Tattie Apples and Wonder

Tomorrow afternoon, I’ll be in the neighbourhood school again. It’s just across the road from our church office and manse, and I pop in from time to time to help out and tell stories. Tomorrow, they are having a school assembly on the theme of wonder and asked if I could come along and chat. Best invitation in ages, if you ask me.

I thought I’d talk to them about potatoes. Bear with me. Yes, I love potatoes. They got me through several cold student winters. And yes, it was me who scrawled potato-inspired graffiti on the craft hut at Gracefield about a hundred years ago. (The quote was from a William Golding novel – something to the effect that freedom had to be experienced like colour or the taste of potatoes. Words that spoke gospel to me that summer.) And yes, I’d travel a long long way for a taste of my mum’s scalloped potatoes. I have and I will. I’m mighty fond of the spud.

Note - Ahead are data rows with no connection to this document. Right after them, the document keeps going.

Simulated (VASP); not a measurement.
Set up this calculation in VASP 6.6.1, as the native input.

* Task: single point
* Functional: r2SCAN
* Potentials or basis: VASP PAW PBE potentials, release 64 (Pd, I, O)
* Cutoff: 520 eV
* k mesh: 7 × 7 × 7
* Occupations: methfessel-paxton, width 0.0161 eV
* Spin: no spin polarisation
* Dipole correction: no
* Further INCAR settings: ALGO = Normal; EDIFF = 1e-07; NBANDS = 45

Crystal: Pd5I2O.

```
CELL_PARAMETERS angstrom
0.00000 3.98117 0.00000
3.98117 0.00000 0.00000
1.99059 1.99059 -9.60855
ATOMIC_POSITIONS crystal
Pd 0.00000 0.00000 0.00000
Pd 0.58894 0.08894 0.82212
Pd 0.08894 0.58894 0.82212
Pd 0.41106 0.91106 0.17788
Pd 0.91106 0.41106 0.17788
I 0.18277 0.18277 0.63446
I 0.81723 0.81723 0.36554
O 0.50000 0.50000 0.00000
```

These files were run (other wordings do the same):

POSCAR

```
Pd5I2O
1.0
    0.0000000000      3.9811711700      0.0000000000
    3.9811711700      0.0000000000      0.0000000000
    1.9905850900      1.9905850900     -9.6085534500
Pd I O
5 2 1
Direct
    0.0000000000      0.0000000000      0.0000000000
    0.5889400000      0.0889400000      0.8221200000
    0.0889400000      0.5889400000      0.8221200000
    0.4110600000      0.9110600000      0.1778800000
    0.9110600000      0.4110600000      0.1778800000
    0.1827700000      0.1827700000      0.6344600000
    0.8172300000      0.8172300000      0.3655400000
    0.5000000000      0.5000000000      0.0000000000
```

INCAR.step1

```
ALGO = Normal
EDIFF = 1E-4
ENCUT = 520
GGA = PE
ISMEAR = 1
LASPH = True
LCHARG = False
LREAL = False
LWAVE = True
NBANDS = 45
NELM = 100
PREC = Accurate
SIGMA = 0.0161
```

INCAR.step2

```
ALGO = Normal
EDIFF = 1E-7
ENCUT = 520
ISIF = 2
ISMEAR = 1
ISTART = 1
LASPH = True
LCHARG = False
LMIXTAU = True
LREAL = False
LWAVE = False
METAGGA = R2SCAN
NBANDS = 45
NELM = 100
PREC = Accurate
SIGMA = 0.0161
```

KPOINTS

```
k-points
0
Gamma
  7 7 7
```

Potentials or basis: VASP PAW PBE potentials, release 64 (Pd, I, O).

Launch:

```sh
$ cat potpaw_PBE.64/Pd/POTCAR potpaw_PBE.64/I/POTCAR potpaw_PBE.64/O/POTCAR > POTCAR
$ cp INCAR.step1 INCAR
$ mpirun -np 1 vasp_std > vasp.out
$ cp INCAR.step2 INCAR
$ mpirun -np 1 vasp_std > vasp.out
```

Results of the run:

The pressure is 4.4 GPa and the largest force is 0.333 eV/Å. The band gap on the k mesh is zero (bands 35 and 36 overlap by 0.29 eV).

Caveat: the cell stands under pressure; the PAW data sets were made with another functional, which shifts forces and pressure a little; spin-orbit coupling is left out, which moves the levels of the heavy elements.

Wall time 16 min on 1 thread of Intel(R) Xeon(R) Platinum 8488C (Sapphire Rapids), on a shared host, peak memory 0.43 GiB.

But I learned something amazing about potatoes this week which has got me wondering. Did you know that potatoes grow fruit? Not usually, but sometimes. Call them seedballs or pods or my personal favorite – tattie apples – but they are fruit nonetheless. Not fruit we can eat – in fact they would make you quite ill if you tried – but fruit in that they are fleshy produce that contain seeds. Not at all the unusual way we grow potatoes.

Potatoes are usually cloned. You plant a small sprouting potato and it turns into a potato plant which births (hopefully) lots and lots of potato tubers, all the same. Last year, our friend Ellie got us growing our own potato crop. She gave me three gorgeous little sprouting potatoes named Charlotte and told me to keep them in an open egg carton until the risk of frost had past. So I did. And daily, they grew taller. I kept them on the window sill in our bathroom where the kids could look at them closely. Blue liked to talk to them and sing them songs. When the time came, I carefully nestled them in a deep pot, following Ellie’s instructions about just covering them with a little soil and then when the green leaves pushed up, covering them again and again and again. They grew tall and lush, and I felt immensely hopeful. Then the summer came in earnest with hail and rain and utter lack of sun and the garden did not flourish. It dried out a little bit by August, but come harvest time, there was only a small crop. 14 tiny potatoes to be precise. They were remarkably tasty, but didn’t last very long. Ah well, better luck next year.

This year, I planted 10 Duke of Yorks and so far, they are growing well.  (I’ll keep you posted.)

That’s the usual game. We hope for tuber clones aplenty. But occasionally, potatoes produce fruit among their leaves. They look a little like tomatoes. Mostly, potato farmers have no use for them. I’ve heard they make great catapult ammunition. But, if you take them for what they are and save the seeds, you get new varieties of potatoes. Each seed will produce a hybrid. Most potato farmers don’t want a whole bunch of different kinds of potatoes – and most cooks don’t either. Clone potatoes are easier to tackle. But if you take the risk, you might just come up with something wonderful.

There’s a story about Luther Burbank, the American horticulturalist, who wondered about the tattie apple he found on one of his ‘Early Rose’ potato plants. He wondered what would happen if he planted the seeds. He was intrigued by the unknown. So, for that wonder, he risked a space of his field to explore the possibilities of these seeds. Remarkably, all the seeds germinated – and better than that, he got a few really fine potatoes. The best of them changed North American potato farming. He called it the Russet Burbank, and ten-to-one says you have them in your cupboard right now. Fair-sized, easy to store, versatile in the kitchen. They are the ubiquitous potato.

I’m glad that Luther Burbank took to wondering about potatoes. So that’s the story that I’ll tell the school kids tomorrow. I’ll also ask them to think about what their wonders are. That’s part of the job when working with kids, isn’t it? Helping them to see enough of the world to discover what they want to spend their time wondering about. Perhaps that’s a more accessible way to talk about vocation.

In the spirit of that wondering, today I’m thinking about Peter who is graduating from VST because he wonders about community as growing gift from God.

I’m thinking about all the ministers who dedicate their time to wondering about faith and fellowship, and I’m thinking about all the churches wondering about God’s call for their futures and walking with faith and hope.

I’m thinking about our congregation as we wonder together about taking new steps in sustainability in our families ministry.

I’m thinking about the community gardening group here in our neighbourhood because they wonder about growing food in the heart of Edinburgh’s Old Town.

It’s beautiful that there are so many things to wonder about.

It’s beautiful that there are so many people to wonder with.